Not-moving versus not-sounding
stillness — Old English stille: motionless, calm, at rest. From Proto-Germanic stillaz: standing firm, not moving. Same root as German still/Stille. Stillness = active non-movement — a quality of being, not an absence.
silence — Latin silere: to be silent, to make no sound. Silence = absence of sound — defined by what is not present.
English predominantly uses "silence" in contexts where German uses Stille. The shift from stillness (quality of being) to silence (absence of sound) loses the active, grounded quality of what the original word described.
Stillness versus emptiness
When stillness is understood primarily as silence (absence of sound), the qualities of not-moving, groundedness, being fully at rest become inaccessible.
You can achieve silence by removing sounds. Stillness cannot be achieved by removing anything — it must be entered.
This distinction matters for contemplative practice: silence is an external condition (create quiet space). Stillness is an internal quality (the moving stops from within).
A room can be silent without anyone in it being still. A person can be still in a noisy room.
✦ Restoration
Stillness is not the absence of sound. It is the presence of what does not move.
The quality of a deep lake: sound can travel across it. Boats can move on it. Wind can touch it. The lake remains still.
Chinese 靜 (jìng) — stillness: the character shows a struggle (爭) that has come to rest (青-quiet). Stillness as the struggle that has settled — not the absence of struggle, but its resolution into rest.
That is what the word was pointing to. Not emptiness. Not the removal of noise. The presence of what is at rest.
⟷ Language tunnel: stillness · Stille · 靜 (jìng)
Old English stille and German Stille share Proto-Germanic stillaz — motionlessness, active rest. English silence from Latin silere — absence of sound. A different concept that English uses in the same place.
Chinese 靜 (jìng) — stillness, tranquility. The character is composed of 爭 (zhēng, struggle/contention) + the phonetic component suggesting blue-quiet (青): the struggle that has come to rest — not the absence of struggle but its settlement.

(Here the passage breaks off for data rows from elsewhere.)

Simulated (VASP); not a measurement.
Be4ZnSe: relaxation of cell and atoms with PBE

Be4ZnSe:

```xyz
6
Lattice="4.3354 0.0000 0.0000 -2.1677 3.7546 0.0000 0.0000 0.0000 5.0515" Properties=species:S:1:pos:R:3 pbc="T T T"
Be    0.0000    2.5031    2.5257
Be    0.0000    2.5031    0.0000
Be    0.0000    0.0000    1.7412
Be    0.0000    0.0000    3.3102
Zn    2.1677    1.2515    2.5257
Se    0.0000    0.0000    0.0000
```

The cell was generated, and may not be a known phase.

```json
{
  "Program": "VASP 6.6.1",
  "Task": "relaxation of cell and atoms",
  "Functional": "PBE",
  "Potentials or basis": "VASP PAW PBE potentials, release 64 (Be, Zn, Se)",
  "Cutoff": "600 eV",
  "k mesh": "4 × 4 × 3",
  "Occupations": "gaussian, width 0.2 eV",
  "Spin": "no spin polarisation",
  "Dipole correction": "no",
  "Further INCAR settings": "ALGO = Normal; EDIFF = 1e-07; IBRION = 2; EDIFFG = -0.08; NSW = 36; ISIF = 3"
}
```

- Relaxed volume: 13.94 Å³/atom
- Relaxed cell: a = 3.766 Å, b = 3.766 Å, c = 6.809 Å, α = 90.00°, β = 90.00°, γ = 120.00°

This is the richest description of what both stille and stillness point to: not emptiness, not the removal of activity, but the resolution of what was moving into its resting state.
What the comparison shows: English "silence" (absence of sound), German "Stille" (active non-movement), Chinese "jìng" (struggle settled) — three positions on the same territory. The Chinese adds the temporal dimension: the stillness that came after.
◎ In conversation — ready-to-use sentences
Alltagstaugliche Sätze — direkt verwendbar im Gespräch. Klick zum Kopieren.
- "When silence is offered as the solution to noise: Silence removes sounds. Stillness is a quality of presence that doesn't depend on the absence of sounds."
- "When meditation is described as emptying the mind: What's being pointed to is closer to stillness — the struggle settling — than to the removal of content."
- "When someone is told to be quiet: Quiet is external. Still is internal. You can require quiet; you cannot require stillness."